AsteroidLady opened this issue on Oct 09, 2014 · 14 posts
Morkonan posted Mon, 08 December 2014 at 8:46 PM
Thanks, what I was really asking is how to remove some information from a morph that is already created, so that I don't have to do it all over from scratch. Everything I've done is now baked in together, and some parts have gone wrong. I know there must be a way. Can't fix it with dials in Poser because the damage was done in another program. Can't undo it in that either. It took a long time to make. Need to know how to keep only the parts I want.
You can't do that easily in Poser. The "Parts" that you want do not exist. Instead, the entire "Face" (The "head" group.) includes the ears, nose, eyes, mouth, etc... Those are all one "part." (A "group.") There is no way to apply morphs separately to specific features of the face. (Though, in certain versions of Poser, you can elect to apply a morph to only one side or another, along the x axis.)
Your most immediate and effective solution is to correct Faceshop's errors using either an external modeler or using Poser's "Morph Tool." You can try combining your manipulations with Poser's Morph Tool with dial adjustments for the ears from a standard morph pack, in order to get some speedier results or more correction choices. Because the ears have very dense geometry, due to their intricate topology, you may be able to get really good results just using the "Smooth" tool in Morph Tools.
Make sure you have selected a "New" morph, when using the Morph Tool. This way, you can apply the morph separately, later. You can even export the head and neck, once done, as separate objects, and then import them as morph targets in order to "back out" your adjustments and, perhaps, help to restore the mesh a little bit. It's going to take some fiddling in order to get right.
As was noted above, it is possible to use some advanced third-party modelers to manipulate object morphs in order to only allow certain vertices to respond to the morph. But, you probably don't have access to those. Still, it's worth looking around for free 3D software and its capabilities, if you really want to try to fix this.
You could also do this manually... by editing the .obj file and removing/re-zeroing the deltas for the vertices that contain the ear geometry. I wouldn't suggest making that a first choice, though. It'd be like hunting hunting a needle in a boxcar full of needles...

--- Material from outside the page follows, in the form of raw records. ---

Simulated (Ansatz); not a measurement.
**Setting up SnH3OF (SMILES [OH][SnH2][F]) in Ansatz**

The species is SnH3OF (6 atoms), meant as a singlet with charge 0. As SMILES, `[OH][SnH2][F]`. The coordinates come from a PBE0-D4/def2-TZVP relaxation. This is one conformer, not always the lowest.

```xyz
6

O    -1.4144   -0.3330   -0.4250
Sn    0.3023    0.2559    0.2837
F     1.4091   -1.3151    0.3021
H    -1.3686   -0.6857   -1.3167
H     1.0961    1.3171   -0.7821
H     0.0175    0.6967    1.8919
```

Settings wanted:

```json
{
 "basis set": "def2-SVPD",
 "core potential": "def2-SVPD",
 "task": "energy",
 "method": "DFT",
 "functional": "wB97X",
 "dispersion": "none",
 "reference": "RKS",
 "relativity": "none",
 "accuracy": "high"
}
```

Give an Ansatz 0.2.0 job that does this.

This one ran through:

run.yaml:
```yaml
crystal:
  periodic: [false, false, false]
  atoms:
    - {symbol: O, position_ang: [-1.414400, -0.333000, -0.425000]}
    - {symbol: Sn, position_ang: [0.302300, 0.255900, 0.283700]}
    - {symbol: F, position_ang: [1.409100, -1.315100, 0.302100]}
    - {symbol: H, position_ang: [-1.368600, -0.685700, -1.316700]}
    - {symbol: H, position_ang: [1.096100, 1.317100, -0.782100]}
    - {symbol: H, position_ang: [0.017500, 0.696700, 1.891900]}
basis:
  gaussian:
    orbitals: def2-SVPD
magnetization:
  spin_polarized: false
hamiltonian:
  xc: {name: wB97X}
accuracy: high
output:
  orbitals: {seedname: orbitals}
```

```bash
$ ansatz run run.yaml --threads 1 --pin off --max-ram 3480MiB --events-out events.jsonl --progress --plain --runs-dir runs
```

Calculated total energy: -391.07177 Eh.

It might, just might, be possible that you can try to fix this issue using Poser's grouping tool. For instance, you could try loading the morph, then regrouping the ears as a new group, then zeroing out the new group, then restoring the entire "head" group and exporting the finished head as a morph target. I don't know how well this would work or if it would work, since regrouping an object generally destroys its ability to work with morphs for a now-unrecognized group. Then again, Poser does a lot of weird stuff with that sort of thing, so it might be worth a shot in the dark. (It'll probably just go nuts and lock in whatever morph you have and make it a base object, which means no morph dials will do anything at all. But, it's Poser... maybe magic will happen? :) Trying to fudge it by regrouping and hoping to fool something is better than jumping into a pool full of man-eating sharks, right? Of course it is! Probably won't work, though... :))
You could try to see if there's something in Blender you could use. It's free and only slightly less annoying to work with than a box full of wet cats. But, it has a very large user-base and a very helpful community, all who probably love herding cats... I wouldn't be too surprised if someone hasn't come up with some sort of tool or script that enables you to do this very thing. Minus the cats.
Faceshop is notorious for mangling geometry. That is mostly caused by the difficulty in applying landmark targets for the program so it can recognize geometry placement. The rest of it is caused by... Faceshop. I've had several iterations of the program in hopes that it would yield a quick, easy and cheap solution to custom face-morph bases that can be cleaned up later in a 3D app. No such luck. I've never used any Faceshop morph for anything at all - All were unusable for any decent morph result. (Because of the problems with the first iterations of Facehop, I learned how to accurately sculpt custom face-morphs in 3D applications. So, it's got that going for it, I guess... )But, your mileage may vary and if you spend a heck of a lot of time with it, you might get a usable morph out of it for one render, just so long as you don't plan on doing anything else with it.
A far better program for this sort of thing is Facegen. However, it is comparably expensive. But, it is also much more versatile.
(Note: There are plenty of old Faceshop-bashing threads, I'm not trying to bash it, here. I'm just being as honest as I can be with a frustrated Faceshop user. I couldn't code Faceshop, so it's a much better product than I could ever produce. That's not saying much, though.)